They said, “Checking the pulse of each major basin, we find that US natural supply growth will likely be much more resilient than the market currently believes. Even though we are modeling a significant two-thirds reduction in dry gas-related drilling, overall US gas supply should continue to grow for the foreseeable future. Most interesting is the level of impact that associated gas production from oil and liquids plays will have on supply as operators flock to tap into nongas options.”
Raymond James analysts cautioned, “Expect the recent surge of activity in oil-liquids plays and the Marcellus [shale] to translate into supply growth that should more than offset declines from dry gas plays. We see significant forced gas-production curtailments in the summer of 2012. At the very least, this should keep a lid on summer gas prices. At the worst, we could see a $1/Mcf handle on Henry Hub gas prices for the first time in decades. Thus, we are lowering our 2012 forecast from $3.25/Mcf to $2.50/Mcf and lowering our 2013 forecast from $4/Mcf to $3.25/Mcf. Long term, we are lowering our forecast from $4.50/Mcf to $4/Mcf.

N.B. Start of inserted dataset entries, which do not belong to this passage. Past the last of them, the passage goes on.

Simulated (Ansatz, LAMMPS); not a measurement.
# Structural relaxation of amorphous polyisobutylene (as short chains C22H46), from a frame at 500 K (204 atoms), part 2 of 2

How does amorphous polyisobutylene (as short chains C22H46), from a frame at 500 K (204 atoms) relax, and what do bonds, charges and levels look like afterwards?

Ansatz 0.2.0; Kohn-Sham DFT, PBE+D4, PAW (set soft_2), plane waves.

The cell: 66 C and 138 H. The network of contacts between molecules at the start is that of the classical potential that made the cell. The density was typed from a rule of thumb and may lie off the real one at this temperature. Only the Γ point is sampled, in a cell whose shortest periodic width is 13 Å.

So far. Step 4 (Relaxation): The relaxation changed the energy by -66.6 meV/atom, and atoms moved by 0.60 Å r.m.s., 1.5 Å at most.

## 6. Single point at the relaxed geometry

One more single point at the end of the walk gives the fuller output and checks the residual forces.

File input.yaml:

They also noted Europe is scrambling to manage its gas supply and distribution in the face of extreme cold and disruption of Russian gas exports. “Russia's gas supply to some EU member states has suddenly dropped [as much as] 30% as a result of an increase in Russian gas demand,” the analysts said. “Due to the way Russia's gas contracts are designed, Russia can ship less gas if it is needed for domestic use; thus extreme cold weather in Russia has resulted in fewer shipments to EU members.”
Analysts said, “While the situation has not been elevated to an emergency, the European Commission did place its gas coordination committee on alert at the end of last week. France, which consumed a record high amount of gas last week, has seen its largest gas company draw down reserves to fill the gap from Russian supply. EU countries must hold a 1-month supply of gas as a cushion. Continued gas supply problems with Russia have spurred countries like Poland to encourage the development of natural gas resources by allowing producers to tap domestic shale plays.”
The March contract for benchmark US light, sweet crudes rebound $1.48 to $97.84/bbl, Feb. 3, wiping out the previous session’s loss on the New York Mercantile Exchange. The April contract regained $1.49 to $98.23/bbl. On the US spot market, WTI at Cushing, Okla., was up $1.48 to $97.84/bbl.
Heating oil for March delivery continued to rise, up 6.15¢ to $3.11/gal on NYMEX. Reformulated stock for oxygenate blending for the same month climbed 4.55¢ $2.91/gal.
The March natural gas contract fell 5.5¢ to $2.50/MMbtu on NYMEX, hanging onto most of its gain from the previous session. On the US spot market, gas at Henry Hub, La., continued its advance, up 6.8¢ to $2.41/MMbtu.
In London, the March IPE contract for North Sea Brent escalated $2.51 to $114.58/bbl. Gas oil for February increased $11.75 to $959.50/tonne.
The Organization of Petroleum Exporting Countries in Vienna was closed Feb. 6, so no price update was posted.